Glencoe's 85-year-old water plant

Glencoe officials have hired a civil engineering firm to conduct a study of the village's water system - a task they say is needed to help determine the future of the village's 85-year-old water plant, pictured here. (Karen Ann Cullotta, Chicago Tribune / March 17, 2014)

Officials in Glencoe have paid a civil engineering firm close to $70,000 to conduct a study of the village's water system – a task officials said is necessary before they can begin talking to residents about details of an estimated $35 million plan to replace the village's aging water plant.

David Mau, the village's director of public works, said the study conducted by Strand Associates will include creating a computerized, hydraulic model of Glencoe's main water system and making recommendations that could help officials determine the future of the village's 85-year-old, beachfront water plant.

"It's a big grid, with the water mains traversing out into the community, and all looped and tied back in," Mau said, describing the model.

"This project is a catalyst, and it serves multiple purposes," Mau added.

While some Glencoe residents have expressed frustration about their perceptions that they've been left out while Glencoe officials debate the future of the village's water plant behind closed doors, Mau said the findings of the consultant's study will help officials launch productive meetings about the issue with residents.

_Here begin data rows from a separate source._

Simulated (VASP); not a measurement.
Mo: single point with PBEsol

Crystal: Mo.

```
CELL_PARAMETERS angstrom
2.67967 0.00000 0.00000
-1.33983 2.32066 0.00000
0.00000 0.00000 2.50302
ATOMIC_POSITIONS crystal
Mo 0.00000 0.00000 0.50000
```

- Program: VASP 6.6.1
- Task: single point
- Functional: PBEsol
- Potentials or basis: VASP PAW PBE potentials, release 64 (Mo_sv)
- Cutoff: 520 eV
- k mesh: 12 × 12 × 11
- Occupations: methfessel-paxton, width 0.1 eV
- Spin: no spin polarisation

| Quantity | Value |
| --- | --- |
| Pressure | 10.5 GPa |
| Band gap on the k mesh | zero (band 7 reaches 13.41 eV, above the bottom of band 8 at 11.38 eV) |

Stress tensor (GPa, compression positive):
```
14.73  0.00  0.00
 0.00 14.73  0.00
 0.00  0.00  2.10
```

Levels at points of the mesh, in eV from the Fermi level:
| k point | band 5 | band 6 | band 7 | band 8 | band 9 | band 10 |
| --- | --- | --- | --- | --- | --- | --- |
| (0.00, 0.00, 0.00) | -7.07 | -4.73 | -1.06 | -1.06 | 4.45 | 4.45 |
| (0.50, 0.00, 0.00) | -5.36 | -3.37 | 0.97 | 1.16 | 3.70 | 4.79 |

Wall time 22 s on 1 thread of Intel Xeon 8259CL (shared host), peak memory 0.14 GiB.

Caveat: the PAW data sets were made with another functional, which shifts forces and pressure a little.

"Until we have something tangible to discuss, we don't have an agenda or a stated timeline," Mau said. "It's a complicated process and involves a long-range plan for the community's water."

Still, some residents say they remain concerned that village officials are waiting too long to include residents in the discussion.

"Glencoe water operations should be focused on the needs of village residents," said Laurie Morse, who lives in Glencoe, in a statement. "We should not be putting our drinking water planning, and the future of our public beaches, in the hands of people who are not elected by our taxpayers."

Village President Lawrence Levin confirmed last fall that officials are exploring the possibility of forging a partnership that would allow Glencoe to provide water to the Northwest Water Commission, with the agency potentially helping the village pay for construction of a new water plant.

Northwest Water Commission Executive Director John DuRocher also said last fall that officials were in "very, very preliminary" discussions with Glencoe and confirmed the group was looking for additional sources of Lake Michigan water.

The commission now provides water to Arlington Heights, Buffalo Grove, Palatine and Wheeling, DuRocher said.

Officials in Glencoe said they also are talking with the Glencoe Park District about the prospect of a partnership with the commission and the possibility of relocating the water plant north of its present site.

Village officials said the aging Spanish-revival-style water plant will likely need to be demolished rather than renovated.

But this month, the village's water quality was once again applauded by officials with the Illinois Department of Public Health, which recognized the Glencoe Water Supply System for maintaining perfect compliance with regulations regarding fluoridation.

Water Plant Superintendent Tom Weathers, who will be awarded a certificate at the Illinois American Water Works Association Annual Meeting in Springfield, said in 2008, the village won top honors for the best water in the state, and took second place at a national competition.

"There will be some big decisions to make in the near future about the long-term water supply for the residents of Glencoe," Weathers said.